Thursday, February 15, 2007

Damon Linker Says, "Get Your Religious Beliefs Out of This Public Square!"


The previous post mentioned the article by Damon Linker (photo left) in the January 1-15 issue of The New Republic, which questioned Mitt Romney's fitness to be President of the United States, solely on the basis of Mr. Romney's Mormon faith. In the current (2/19/2007) issue of The New Republic, a letter to the editor echoed the suspicions of The Hedgehog Blog that Mr. Linker's article amounted to a partisan attack based on a cynical appeal to religious bigotry. Pamela Hamblin of Albuquerque, New Mexico, noted:

If Romney's religion is such a concern, why didn't Linker fret about its impact on Harry Reid, the Senate majority leader? Reid is an active and believing Mormon, but Linker failed even to mention his name or explain why far more than half of Senate Democrats voted to make him their leader. Religion is only dangerous in the hands of conservative Republicans, it seems.

Mr. Linker responds with a defense equivalent to the proverbial parent murderer who pleads for the mercy of the court on the grounds that he is an orphan. He writes:
As for Hamblin's contention that, in my view, "[r]eligion is only dangerous in the hands of conservative Republicans," I unapologetically plead guilty, at least if we limit ourselves to the present moment in U.S. political history. It is, after all, the religious right that has injected piety into the nation's politics in recent years. Having done so, it now wishes to declare the religious views of candidates off-limits for public debate, discussion, and scrutiny. Sorry, but the right can't have it both ways. If believers want to keep their religious convictions private, I wholeheartedly encourage them to follow the lead of such Democrats as John F. Kennedy and Harry Reid in doing so. If, instead, they insist on bringing their faith with them into the public square, then they would be well-advised to drop their defensiveness and get used to reading articles like mine.
So Linker admits that his is a partisan attack, but justifies it because he is on the side of the angels (only figuratively speaking, of course), also known as left-wing Democrats. One problem with his response is that every objection to a Mormon President that he raised in his article, based on the tenets and practices of the Church of Jesus Christ of Latter Day Saints, and especially his objection to the Mormon belief that the President of the LDS Church is a prophet, would apply equally to a devout Mormon of the political left. If the Church President could prophesy as arbitrarily as Mr. Linker seems to believe, he could just as easily reveal a prophecy calling for the institution of a socialist welfare state as he could one opposing gay marriage.

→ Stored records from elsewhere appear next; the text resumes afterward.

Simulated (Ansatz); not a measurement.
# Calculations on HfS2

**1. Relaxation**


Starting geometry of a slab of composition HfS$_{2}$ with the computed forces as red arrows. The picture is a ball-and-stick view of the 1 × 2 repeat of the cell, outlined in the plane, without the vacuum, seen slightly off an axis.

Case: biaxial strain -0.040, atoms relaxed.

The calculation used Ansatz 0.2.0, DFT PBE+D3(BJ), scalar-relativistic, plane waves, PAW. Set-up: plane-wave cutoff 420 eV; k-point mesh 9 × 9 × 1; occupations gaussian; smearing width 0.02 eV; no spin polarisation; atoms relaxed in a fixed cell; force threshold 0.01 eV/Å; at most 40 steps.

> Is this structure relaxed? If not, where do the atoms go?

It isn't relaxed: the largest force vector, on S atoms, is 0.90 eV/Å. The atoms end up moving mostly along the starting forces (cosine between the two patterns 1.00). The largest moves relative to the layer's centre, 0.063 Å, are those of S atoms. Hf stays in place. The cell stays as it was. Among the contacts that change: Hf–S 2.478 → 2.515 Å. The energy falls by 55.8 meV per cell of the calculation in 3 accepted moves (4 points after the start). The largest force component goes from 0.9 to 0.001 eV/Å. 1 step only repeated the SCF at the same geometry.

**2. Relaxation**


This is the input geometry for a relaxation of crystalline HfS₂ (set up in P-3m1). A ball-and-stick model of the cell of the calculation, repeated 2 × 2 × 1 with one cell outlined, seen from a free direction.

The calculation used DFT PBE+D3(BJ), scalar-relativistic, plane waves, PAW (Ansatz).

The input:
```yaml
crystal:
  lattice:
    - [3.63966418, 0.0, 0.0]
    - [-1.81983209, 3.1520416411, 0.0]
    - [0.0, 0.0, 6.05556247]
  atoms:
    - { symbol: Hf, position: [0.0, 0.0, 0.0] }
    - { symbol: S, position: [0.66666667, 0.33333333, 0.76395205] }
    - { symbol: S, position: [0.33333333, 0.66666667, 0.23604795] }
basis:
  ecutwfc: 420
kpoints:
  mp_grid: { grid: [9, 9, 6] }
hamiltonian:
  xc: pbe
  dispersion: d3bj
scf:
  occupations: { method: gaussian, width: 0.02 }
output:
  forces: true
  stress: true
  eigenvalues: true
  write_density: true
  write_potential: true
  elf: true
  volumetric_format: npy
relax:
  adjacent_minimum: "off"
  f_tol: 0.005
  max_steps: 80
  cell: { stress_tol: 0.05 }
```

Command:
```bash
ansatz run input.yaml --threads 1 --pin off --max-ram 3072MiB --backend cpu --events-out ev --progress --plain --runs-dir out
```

Or perhaps Mr. Linker's point is that liberal Democratic Mormons don't really in their hearts of hearts believe in all that silly religious stuff, and therefore won't muck up our laws with it. That would certainly be an offensive affront to Senator Reid. Nonetheless, that very possibly is what Mr. Linker thinks, because his response in The New Republic echoes the theme that underlies his career as a political pundit.

Mr. Linker is a rebellious disciple of Father Richard John Neuhaus, the conservative Roman Catholic theologian and philosopher who advocates the active involvement of religious citizens in public affairs and the influence of religious values in public policy. A former editor of First Things, the magazine founded by Father Neuhaus, Mr. Linker apparently has undergone his own conversion to a radical political secularism, and now dedicates his career to forcing religion back out of the public square with all the vigor that Father Neuhaus has applied to returning religion there.

In short, Mr. Linker feels that religion is a very nice, private matter. Let's just not take it too seriously, to the point of where it actually influences our lives and our relationship with larger society. Mitt Romney has no place in Mr. Linker's public square, and neither, one would suspect, does Joe Lieberman. But what about the Reverend Martin Luther King, Bishop Desmond Tutu or even Mahatma Ghandhi. If Mr. Linker is sincere and even-handed (as opposed to a partisan hypocrite), then he should find the careers of these men as objectionable as he seems to find Mr. Romney's presidential aspirations. After all, these men all considered their political activities to be natural extensions and expressions of their religious faiths and beliefs. None of them kept "their religious convictions private." All of them insisted on "bringing their faith with them into the public square." Thank God.

Lowell the Hedgehog adds: Linker is clearly a polemicist more than a thinker, which helps explain his rather embarrassing reasoning. One glaring example: As Ralph notes, Linker's basis for justifying the attack on Romney is that religious conservatives "bring . . . their faith with them into the public square." Excuse me, but like just about every Mormon candidate for public office I have ever known, Mitt Romney never mentions his faith in public; others do that for him, and unceasingly. The irony in Linker's fuzzy thinking is delicious, but it doesn't make his argument any less silly.